ATel #13012; J. M. Miller, A. Zoghbi (Univ. of Michigan), P. Gandhi, J. Paice (Univ. of Southampton)
on 9 Aug 2019; 14:32 UT
Credential Certification: Jon Miller (jonmm@umich.edu)

Subjects: X-ray, Binary, Black Hole

Referred to by ATel #: 13036, 13037, 13255, 13344

EXO 1846-031 is an X-ray binary and black hole candidate. After 34 years of quiescence, it has recently started a new outburst (ATEL #12968, #12969, #12976, #12977, #12992).

We observed EXO 1846-031 using NuSTAR. The net exposure of 22 ks was obtained, starting on 2019-08-03 at 02:01:09 UT. The source is clearly detected across the full NuSTAR band (3-79 keV), with an average count rate of 280 c/s (FPMA and FPMB combined). The light curve shows no bursts indicative of a neutron star.
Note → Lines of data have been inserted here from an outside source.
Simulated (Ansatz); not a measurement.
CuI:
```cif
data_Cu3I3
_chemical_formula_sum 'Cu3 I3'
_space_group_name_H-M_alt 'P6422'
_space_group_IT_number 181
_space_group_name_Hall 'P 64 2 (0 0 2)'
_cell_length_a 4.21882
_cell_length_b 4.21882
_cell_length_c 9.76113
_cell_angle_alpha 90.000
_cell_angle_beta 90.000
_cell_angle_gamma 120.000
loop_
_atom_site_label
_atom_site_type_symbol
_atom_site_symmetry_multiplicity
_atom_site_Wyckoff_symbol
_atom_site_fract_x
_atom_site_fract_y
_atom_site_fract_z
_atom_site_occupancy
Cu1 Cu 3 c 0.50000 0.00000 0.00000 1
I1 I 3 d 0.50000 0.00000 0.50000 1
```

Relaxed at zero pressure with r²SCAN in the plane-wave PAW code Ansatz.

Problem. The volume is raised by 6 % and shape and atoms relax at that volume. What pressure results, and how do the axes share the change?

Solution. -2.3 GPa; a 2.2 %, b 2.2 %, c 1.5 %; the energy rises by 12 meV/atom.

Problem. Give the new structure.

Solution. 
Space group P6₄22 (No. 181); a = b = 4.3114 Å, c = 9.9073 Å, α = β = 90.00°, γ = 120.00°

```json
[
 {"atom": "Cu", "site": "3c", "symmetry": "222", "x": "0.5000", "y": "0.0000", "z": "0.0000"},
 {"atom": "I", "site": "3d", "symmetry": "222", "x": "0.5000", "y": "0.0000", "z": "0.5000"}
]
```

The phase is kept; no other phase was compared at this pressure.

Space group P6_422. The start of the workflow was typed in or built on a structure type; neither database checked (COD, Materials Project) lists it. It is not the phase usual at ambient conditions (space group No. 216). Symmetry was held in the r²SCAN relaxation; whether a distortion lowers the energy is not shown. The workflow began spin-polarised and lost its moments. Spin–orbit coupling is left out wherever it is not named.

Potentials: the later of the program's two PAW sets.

In general terms, the largely non-thermal spectrum can be described with a cool disk (kT = 0.45 keV), an intermediate power-law index (Gamma = 1.93), and a relatively high cut-off energy (E ~ 115 keV). These parameters are broadly consistent with a bright hard state, or hard intermediate state. A flux of 9.9 E-9 erg/cm2/s is measured in the 3-79 keV band. An unabsorbed flux of 3.6 E-8 erg/cm2/s over the 0.5-79.0 keV band is implied. The measured column density along the line of sight to EXO 1846-031 appears to be relatively high, between 5-11 E+22 cm^-2 depending on the model, abundances, and cross sections employed.

Fits to the spectrum with simple continuum models leave strong residuals indicative of relativistic disk reflection. We therefore explored two families of fits with "relxill" (Garcia et al. 2014, Dauser et al. 2014): one set with the basic "relxill," wherein nothing is assumed about the nature of the corona, and a second set assuming a "lamppost" geometry for the corona. Good fits are obtained with both, but those made without prior assumptions about the corona are statistically far superior. Solar abundances are acceptable in both cases.

Although the reflection fits are preliminary, they strongly prefer an accretion disk at the innermost stable circular orbit (ISCO), a near-maximal black hole spin parameter (a > 0.9 at the 5 sigma level of confidence), and a fairly high inclination value (75 deg). Equatorial disk winds are often detected in stellar-mass black holes viewed at high inclinations; in the NuSTAR spectrum, a highly ionized absorber is required to model a broad absorption feature centered at or above 7 keV. When fit with a simple Gaussian, we find that E = 7.01(1) keV, sigma ~ 0.1 keV, EW = 11(2) eV. Fits with "zxipcf" imply a high ionization (log xi = 4.4) and a high outflow velocity (v = 0.01c), making it a possible "ultra-fast outflow" or UFO.

A full analysis will be summarized in a journal paper led by a Univ. of Michigan graduate student. We thank NuSTAR for quickly executing this TOO/DDT observation.